A court order issued at the end of September prohibits the NYPD from using a decades-old practice of using sealed arrest information — mugshots, arrest history, fingerprints and other identifying information — in active investigations.
At the center of a year-long class action lawsuit filed by The Bronx Defenders, was a Latino man identified only as R.C., who was arrested for a 2015 robbery in the Bronx after NYPD detectives showed his photo from a 2011 sealed arrest to a victim.
R.C., the lead plaintiff, claimed in the suit that by the time prosecutors dropped charges against him the following year because he had an alibi, his life had been largely disrupted. R.C. had to make roughly 10 court appearances, and was required to make while living 75 minutes by car from the Bronx courthouse caused him to lose his job at a restaurant, his complaint says.
In the sweeping court order issued at the end of September, New York State Supreme Court Justice Lyle E. Frank said NYPD officers can no longer access sealed arrest records of millions of New Yorkers for law enforcement purposes. Public defenders and criminal defense attorneys have long claimed that the practice violates state law.
“The best way to ensure this conduct is not repeated is for this court to issue an order enjoining such future conduct,” Frank said in the order, adding that “once a sealed document is seen it cannot be unseen.”

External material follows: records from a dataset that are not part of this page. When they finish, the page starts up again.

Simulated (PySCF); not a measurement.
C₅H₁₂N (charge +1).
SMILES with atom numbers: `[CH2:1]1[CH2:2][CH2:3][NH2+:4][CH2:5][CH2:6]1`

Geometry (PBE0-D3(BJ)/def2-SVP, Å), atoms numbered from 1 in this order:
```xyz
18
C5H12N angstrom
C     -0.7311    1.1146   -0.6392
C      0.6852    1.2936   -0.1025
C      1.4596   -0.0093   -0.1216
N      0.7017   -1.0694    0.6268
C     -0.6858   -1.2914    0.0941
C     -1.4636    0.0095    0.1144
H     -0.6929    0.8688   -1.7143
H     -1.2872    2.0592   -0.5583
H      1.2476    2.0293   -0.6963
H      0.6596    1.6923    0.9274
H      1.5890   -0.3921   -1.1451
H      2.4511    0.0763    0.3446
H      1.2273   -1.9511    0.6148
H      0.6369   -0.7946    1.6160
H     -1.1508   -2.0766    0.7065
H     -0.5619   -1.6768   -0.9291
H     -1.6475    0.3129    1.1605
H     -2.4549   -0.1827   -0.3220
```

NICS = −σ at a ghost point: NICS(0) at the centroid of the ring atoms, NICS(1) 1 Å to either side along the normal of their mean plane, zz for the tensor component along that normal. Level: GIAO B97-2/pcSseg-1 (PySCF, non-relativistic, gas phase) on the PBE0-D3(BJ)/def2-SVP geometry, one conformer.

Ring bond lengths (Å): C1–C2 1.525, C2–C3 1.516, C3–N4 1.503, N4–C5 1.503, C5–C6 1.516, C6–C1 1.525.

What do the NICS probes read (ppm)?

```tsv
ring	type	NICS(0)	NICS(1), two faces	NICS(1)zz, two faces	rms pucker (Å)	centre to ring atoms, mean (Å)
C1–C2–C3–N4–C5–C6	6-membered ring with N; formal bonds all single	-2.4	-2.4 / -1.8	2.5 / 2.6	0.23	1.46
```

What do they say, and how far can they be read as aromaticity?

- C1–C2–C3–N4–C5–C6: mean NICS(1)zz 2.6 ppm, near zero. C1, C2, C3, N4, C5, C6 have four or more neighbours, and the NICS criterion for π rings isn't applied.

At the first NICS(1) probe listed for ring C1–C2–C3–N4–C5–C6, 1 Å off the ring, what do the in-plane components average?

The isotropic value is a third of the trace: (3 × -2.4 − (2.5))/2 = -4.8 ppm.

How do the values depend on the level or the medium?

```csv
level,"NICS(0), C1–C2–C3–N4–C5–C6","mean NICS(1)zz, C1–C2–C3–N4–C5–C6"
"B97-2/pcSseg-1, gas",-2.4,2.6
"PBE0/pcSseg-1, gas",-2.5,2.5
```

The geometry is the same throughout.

According to 1976 state law, the records which are kept in at least 14 NYPD databases, can only be accessed via a court order. The prosecution laid out in their arguments and evaluation of NYPD training materials, that officers are encouraged to use information from sealed files.
R.C. also claimed the emotional distress he suffered from the proceedings made him abandon his plans to attend college.
So far, the NYPD has not made plans to appeal the judge’s decision and did not provide comment to the Bronx Times.
New York City Police Commissioner Dermot Shea penned an op-ed in the New York Daily News, calling the court order, “a very bad idea.”
“Sealing of criminal records does not always equate to a determination of innocence, and there are a number of legitimate reasons for cops to know the records exist,” Shea said, noting that the decision poses a “serious setback for public safety.”
Representing the plaintiffs, attorneys with The Bronx Defenders are also seeking additional records, including more than five years’ worth of emails sent or received by the Office of the Deputy Commissioner, Public Information, the NYPD’s division in charge of working with media organizations, that have mentioned the word “seal.”
The attorneys’ intent is to identify officers who leaked arrest information to the press.
In April 2019 as part of the same case, Justice Alexander M. Tisch said the police could only access sealed arrest records with a court order. During the case, evidence uncovered by the Bronx Defenders attorneys shows the NYPD had continued to access such information without court orders and had trained its officers to do so.
During the litigation, the NYPD admitted that about 800 people within its ranks have access to approximately 6 million sealed records linked to about 3 million people. While police officers on patrol and detectives don’t access sealed records, they were able to obtain them from their supervisors, usually sergeants or higher-ranking officials, according to the prosecution.